Open AIR: What was your research process at the Bio Station?

Kailyn: The book I was working on at the time had a lot to do with human impact on natural processes (it centered around wildfire and development in California). Getting to know those concepts through the scientists at the biostation was invaluable; although our subjects were different, the focus on systems was the same. I learned more about the process of studying, and definition of, "ecology" in those weeks than I would have thought possible. On boats with tenured faculty and graduate students alike, the chance to see the breadth of how we study systems - to take in the view of the wide lake while simultaneously pulling samples of microscopic organisms from its depths - was a literal exercise in scale, causal relationships, and the degree of human impact. It enriched my writing greatly.

 

Open AIR: How would you describe your work? 

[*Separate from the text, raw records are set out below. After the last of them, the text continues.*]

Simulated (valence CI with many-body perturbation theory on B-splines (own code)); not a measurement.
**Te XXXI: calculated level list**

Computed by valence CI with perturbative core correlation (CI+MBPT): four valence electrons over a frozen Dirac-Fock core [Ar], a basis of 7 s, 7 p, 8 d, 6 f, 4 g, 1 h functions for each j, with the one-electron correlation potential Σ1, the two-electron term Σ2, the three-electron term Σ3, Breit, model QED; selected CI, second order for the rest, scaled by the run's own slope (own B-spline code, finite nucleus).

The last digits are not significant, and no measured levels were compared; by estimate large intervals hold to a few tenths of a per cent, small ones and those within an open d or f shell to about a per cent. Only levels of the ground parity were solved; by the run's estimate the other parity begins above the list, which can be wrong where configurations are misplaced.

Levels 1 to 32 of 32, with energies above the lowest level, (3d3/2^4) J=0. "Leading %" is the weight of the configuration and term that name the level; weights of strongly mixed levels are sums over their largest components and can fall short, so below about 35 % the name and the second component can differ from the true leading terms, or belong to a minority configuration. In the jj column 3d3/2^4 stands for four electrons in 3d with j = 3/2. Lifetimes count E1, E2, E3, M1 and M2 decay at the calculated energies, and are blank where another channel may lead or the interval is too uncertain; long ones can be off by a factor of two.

Kailyn: I write stories, mostly about poor people in rural places, that seek to explore phenomenology and self-conception as they relate to temporal metaphysics. If that sounds heady, what I mean is: I write stories that are concerned with how people think about themselves, and by extension, what they assume about the world around them. The last two stories I've loved are about a lesbian couple with a new baby navigating motherhood during a fire evacuation in California, and an albino alligator in Louisiana and the three friends who run its roadside attraction.


I also write nonfiction, and as a genre, my work runs the gamut from portraiture to memoir to narrative nonfiction. I try to align myself with the rigor and aesthetic usually expected of fiction, as what fascinates me about nonfiction as a genre is not that it's true, but rather than the tension on the page between a narrative and a character self evokes the same kind of phenomenological concerns as I explore in fiction.

 Above: Kailyn delights in local visitors. Flathead Lake, 2019. 

 Above: Kailyn delights in local visitors. Flathead Lake, 2019. 

Open AIR: What are you up to now?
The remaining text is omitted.